Make an informed decision

Complete the application form

Submit your application form

Submit supporting documents

What happens next?

Why choose a unit trust?

So whether it is an overseas trip, a wedding or seeing your child graduate, every goal needs a savings plan to make it happen.

To achieve that goal and to execute that savings plan, a unit trust allows you the opportunity to achieve capital appreciation while simultaneously generating income. Meaning any returns throughout the investment period are reinvested back into the unit trust allowing you to reap the rewards sooner than anticipated.

Factors to consider when choosing a unit trust

  • How much time you have to reach your goal.
  • The level of growth you want to achieve.
  • The amount of investment risk you are willing to take.
  • Whether you want to invest locally, offshore, or a combination of both.
  • The amount you have to invest, and how frequently you want to invest.
Who should invest in unit trusts?
Anyone who wishes to invest over the short or long term but does not wish to choose assets to invest in themselves. This could be because of a lack of knowledge, time or expertise. Such individuals also require a simple, transparent and low fee vehicle to achieve their investment goals.
How does a unit trust work?

A unit trust pools the money received from many investors. This pool of funds is then invested into relevant asset classes for the particular portfolio by an appointed portfolio manager. This pooled money can be invested in shares (also known as equities), bonds, property, cash and other permitted security types.

The total pool is then divided into equal units (also called participatory interests). All units in the pool have the same value and are priced daily. As a unit trust investor, you hold a certain number of units, relevant to your portion of the portfolio. This means that your investment will go up in value, when the unit price rises, and down in value, when the unit price drops. If you invest more, your number of units increases, and if you withdraw (or redeem), your number of units decreases.

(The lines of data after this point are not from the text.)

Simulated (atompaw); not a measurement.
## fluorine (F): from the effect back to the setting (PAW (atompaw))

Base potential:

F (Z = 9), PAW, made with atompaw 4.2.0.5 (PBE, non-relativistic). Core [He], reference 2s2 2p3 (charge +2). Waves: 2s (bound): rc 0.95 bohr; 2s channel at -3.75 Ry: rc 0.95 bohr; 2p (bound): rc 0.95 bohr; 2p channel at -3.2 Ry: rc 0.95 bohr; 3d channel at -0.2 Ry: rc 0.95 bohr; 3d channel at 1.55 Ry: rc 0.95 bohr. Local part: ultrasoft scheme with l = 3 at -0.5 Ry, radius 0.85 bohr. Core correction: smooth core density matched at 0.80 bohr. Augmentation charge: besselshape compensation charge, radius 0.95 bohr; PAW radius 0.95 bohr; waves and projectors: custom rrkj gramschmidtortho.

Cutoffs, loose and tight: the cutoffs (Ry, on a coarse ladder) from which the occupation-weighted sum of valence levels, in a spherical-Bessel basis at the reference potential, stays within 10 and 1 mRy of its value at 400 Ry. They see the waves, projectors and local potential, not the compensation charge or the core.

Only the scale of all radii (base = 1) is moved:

Each unit trust is managed by a registered collective investment scheme (CIS) manager, like Alexander Forbes Investments Unit Trusts Limited (Alexander Forbes Investments). CIS managers operate unit trusts within certain legislative and regulatory requirements, determined by the Financial Sector Conduct Authority (FSCA), and additional guidelines and standards set by the Association for Savings and Investment South Africa (ASISA).

What are the benefits of a unit trust?

You can spread your risk

You can reduce your risk by investing in different asset managers and asset classes (shares, bonds, cash and property), for instance, by investing in a multi-manager unit trust. This is also commonly referred to as diversification.

You get easy access to your savings

You can withdraw some, or all, of your savings easily and usually at no cost to you. You can also set up regular withdrawal payments.

You receive fast payouts*

When you withdraw your money, you will receive payment within 24 hours of submitting your instruction (as long as all the requirements have been met, and subject to certain regulatory requirements). The payment may take up to two days to reflect in your bank account.

A professional manages your investment

Investment experts manage the money within the unit trusts continuously. This gives you peace of mind that your money is in good hands.

The law protects you

To protect you, there are stringent laws that regulate unit trusts. This means that unit trusts operate in a safer environment than unregulated investments.

Fees are transparent

You pay an annual service charge for your unit trust. To see the total expenses of a unit trust, look at its total investment costs (the total expense ratio and the transaction costs).

* For offshore portfolios, refer to the Alexander Forbes Investments Global Fund Prospectus on www.alexforbes.com/je/en

What are the costs involved?
You pay an annual service charge for your unit trust. To see the total expenses of a unit trust, look at its total investment costs (the total expense ratio and the transaction costs).
What are the tax liabilities when investing in a unit trust?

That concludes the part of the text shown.